Shared Max Connections

I think this may also be a problem resulting from recent 2.0 changes.

So, everything is compiling and will run.

However, I’m configured to share connections - because I’m not really simulating unique users. And I’m configured to use a max number of connections*

Right now I’m testing against our servers heartbeat service - the service used by our ELB to determine whether the service is there and responsive.

I’m getting responses back, and everything OKs …

… until I’ve reached the number of requests equal to the number of max connections.

So, for example, I have 10K total connections. I make 500 requests per second. After 20s, I begin getting exception spam from not having enough connections to run the new user simulations.

This use to work before. It was my belief that once I had an OK, that the connection that had been used to generate the OK was freed for a new user.

It doesn’t appear to be working that way right now. Is there a new setting that was introduced? Can someone confirm that they aren’t seeing the same thing on their machine?
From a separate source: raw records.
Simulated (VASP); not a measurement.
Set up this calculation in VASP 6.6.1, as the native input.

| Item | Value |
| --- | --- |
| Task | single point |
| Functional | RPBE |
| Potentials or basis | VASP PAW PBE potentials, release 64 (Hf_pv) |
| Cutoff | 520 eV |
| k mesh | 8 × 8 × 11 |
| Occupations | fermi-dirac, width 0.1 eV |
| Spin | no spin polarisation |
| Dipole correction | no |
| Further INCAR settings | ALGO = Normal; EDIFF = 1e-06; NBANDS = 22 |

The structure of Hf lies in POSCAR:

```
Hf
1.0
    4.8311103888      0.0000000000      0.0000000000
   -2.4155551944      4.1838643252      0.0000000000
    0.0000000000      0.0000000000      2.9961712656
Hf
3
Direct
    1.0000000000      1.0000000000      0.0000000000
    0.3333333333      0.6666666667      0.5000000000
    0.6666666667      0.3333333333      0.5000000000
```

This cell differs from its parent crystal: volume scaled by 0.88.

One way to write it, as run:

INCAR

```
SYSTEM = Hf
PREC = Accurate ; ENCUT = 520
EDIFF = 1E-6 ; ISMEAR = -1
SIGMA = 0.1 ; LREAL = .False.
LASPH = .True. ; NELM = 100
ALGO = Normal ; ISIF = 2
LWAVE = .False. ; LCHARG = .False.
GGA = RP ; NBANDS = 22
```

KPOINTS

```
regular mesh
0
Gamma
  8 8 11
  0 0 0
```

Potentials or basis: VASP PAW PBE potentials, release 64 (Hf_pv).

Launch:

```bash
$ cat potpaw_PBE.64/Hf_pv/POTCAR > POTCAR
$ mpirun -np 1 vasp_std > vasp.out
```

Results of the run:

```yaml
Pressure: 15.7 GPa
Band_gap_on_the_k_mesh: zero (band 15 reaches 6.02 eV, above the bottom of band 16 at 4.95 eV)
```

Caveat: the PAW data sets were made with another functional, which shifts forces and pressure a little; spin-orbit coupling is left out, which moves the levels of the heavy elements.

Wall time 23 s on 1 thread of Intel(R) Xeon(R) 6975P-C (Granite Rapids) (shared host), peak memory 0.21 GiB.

I’ll follow-up with a stripped down example of what I’m doing.

Thanks,

–Spencer

  • When I began using gatling last year, I realized that as latency increased more connections would get spawned to backlog users. So I could never get a real honest sense of throughput and server performance. I began to use max connections so that when that number of connections was exceeded, I would realize there was some kind of performance problem - either the server was underperforming or there were some kind of latency hiccups or I needed more connections to accomodate the latency. It gives me a better sense of what kind of performance I’m really talking about. E.g. our server can handle 10K connections, but it can only handle 6K requests through that pool of connections. I pair these observations with CPU performance and memory usage on the server.

How long are your requests?

I mean that if you send 500 req/sec but your requests last 3 sec, you might need 1500 connections.

Then, is it AsyncHttpClient that complains, or the OS (file descriptors starvation)?

The requests are all < 500ms

The running requests is always reported as < 50, with completed requests registering as OK

Attached, you’ll find my pom (named run.xml, with my jvm args), my gatling.conf, and my Demo class which recreates identically the problem I’m having.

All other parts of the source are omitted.